Cardiff announce 'grave concerns' following interim report into Sala flight
Cardiff City have outlined "grave concerns" about pilot David Ibbotson's licence and the legality of the flight that carried Emiliano Sala following an interim Air Accidents Investigation Branch (AAIB) report.
Ibbotson and Sala were travelling from Nantes to Cardiff on board a Piper Malibu aircraft when it disappeared on January 21.
Sala's body was later recovered from the plane wreckage in the English Channel with the help of specialist contractors, he died from head and trunk injuries. Ibbotson's body has yet to be found.
The AAIB is investigating the circumstances surrounding the flight and released an interim report on Monday, detailing its focus.

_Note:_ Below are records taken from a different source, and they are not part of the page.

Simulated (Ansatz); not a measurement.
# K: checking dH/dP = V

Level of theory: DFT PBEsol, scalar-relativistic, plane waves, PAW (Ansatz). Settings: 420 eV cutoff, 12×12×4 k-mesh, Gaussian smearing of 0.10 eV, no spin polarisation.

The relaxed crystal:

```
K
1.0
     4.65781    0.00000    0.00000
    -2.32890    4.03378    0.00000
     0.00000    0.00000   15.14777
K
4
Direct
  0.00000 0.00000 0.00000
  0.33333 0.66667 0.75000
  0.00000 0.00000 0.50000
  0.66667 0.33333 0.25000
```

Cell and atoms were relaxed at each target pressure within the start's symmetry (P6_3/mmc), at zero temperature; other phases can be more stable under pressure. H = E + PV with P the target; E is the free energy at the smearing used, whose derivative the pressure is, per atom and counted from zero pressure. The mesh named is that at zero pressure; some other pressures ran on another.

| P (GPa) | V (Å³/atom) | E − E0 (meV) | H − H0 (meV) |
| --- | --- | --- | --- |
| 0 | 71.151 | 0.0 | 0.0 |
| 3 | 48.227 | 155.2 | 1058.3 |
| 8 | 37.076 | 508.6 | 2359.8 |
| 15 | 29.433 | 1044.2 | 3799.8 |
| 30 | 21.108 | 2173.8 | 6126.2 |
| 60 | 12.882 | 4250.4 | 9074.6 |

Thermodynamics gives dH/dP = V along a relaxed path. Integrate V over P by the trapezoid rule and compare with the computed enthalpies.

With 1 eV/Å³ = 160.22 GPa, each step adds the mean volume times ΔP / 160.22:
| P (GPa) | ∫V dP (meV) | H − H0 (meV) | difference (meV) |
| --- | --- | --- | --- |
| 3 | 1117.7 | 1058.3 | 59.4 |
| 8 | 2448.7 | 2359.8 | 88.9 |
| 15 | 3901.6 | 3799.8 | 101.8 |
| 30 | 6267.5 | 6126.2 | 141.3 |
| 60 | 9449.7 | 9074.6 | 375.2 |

A summary found that the plane, registered in the United States, could not be used for commercial purposes without prior permission. There was no evidence that permission had been sought, although it was unclear if the flight was alternatively being operated on a cost-sharing basis.
The AAIB also said Ibbotson's "logbook and licence were not recovered from the aircraft, and the ratings on his licences and their validity dates have not yet been established".
With a full report still set to follow, Cardiff responded with a statement.
"The club acknowledges the publication today by the AAIB of their special bulletin on the loss of the Piper Malibu aircraft carrying Emiliano Sala," it read.
"We have grave concerns that questions still remain over the validity of the pilot's licence and rating to undertake such a journey, as identified in the bulletin.
"We are also concerned to discover that the trip involved an aircraft which did not conform to either UK CAA or US FAA requirements for commercial activity and therefore may have been operating unlawfully.
"We welcome further investigation into the accident, which is required to determine precisely what happened, and to ensure changes are made so that this situation never happens again."
Cardiff signed striker Sala from Nantes in a club-record deal in January.